Sorry for the sparse posting over these last few days. While things seemed slow in the crime-fiction world, I decided to write a couple of pieces for my other blog, Limbo--one heralding the centennial of Seattle’s first world’s fair, and the other about what would have been my mother’s 85th birthday, had she not died 20 years ago. But with those now in the can, it’s back to business here.

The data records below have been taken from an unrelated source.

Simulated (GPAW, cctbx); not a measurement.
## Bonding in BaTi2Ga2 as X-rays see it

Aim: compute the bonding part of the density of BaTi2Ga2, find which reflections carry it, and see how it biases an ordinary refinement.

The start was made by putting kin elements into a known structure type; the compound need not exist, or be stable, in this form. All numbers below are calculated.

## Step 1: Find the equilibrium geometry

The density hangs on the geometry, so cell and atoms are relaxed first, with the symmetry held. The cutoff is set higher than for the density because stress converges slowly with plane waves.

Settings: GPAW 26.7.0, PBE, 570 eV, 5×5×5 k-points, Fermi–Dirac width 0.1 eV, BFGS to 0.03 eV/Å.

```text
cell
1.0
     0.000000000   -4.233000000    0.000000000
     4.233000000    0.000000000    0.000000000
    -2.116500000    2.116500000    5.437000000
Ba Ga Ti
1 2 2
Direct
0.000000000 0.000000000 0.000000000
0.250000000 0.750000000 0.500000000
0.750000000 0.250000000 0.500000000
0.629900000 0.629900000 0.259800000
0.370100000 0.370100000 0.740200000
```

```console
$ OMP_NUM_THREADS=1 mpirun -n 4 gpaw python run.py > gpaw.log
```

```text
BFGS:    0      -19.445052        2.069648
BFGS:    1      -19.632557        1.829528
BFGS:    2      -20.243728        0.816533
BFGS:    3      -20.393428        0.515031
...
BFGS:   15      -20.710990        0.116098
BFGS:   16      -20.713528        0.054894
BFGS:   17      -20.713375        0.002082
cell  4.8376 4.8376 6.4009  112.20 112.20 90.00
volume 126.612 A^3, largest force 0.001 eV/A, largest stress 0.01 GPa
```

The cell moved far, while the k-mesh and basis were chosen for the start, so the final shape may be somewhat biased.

• The deadline for submissions to the 2009 Shamus Awards competition is Friday, June 19. “Eligible works must feature as a main character a person paid for investigative work but not employed for that work by a unit of government,” Robert J. Randisi explains in PWA News and Views. “These include traditionally licensed private investigators; lawyers and reporters who do their own investigations; and others who function as hired private agents. These do not include law-enforcement officers, other government employees or amateur, uncompensated sleuths. Not eligible for consideration are self-published works, e-books, or works for which the author is not paid. All submissions must be in hard copy.” To find more information, click here.
• Stefanie Pintoff, author of the fine new Simon Ziele historical novel, In the Shadow of Gotham, is this week’s guest blogger at Moments in Crime. Catch up with her posts here.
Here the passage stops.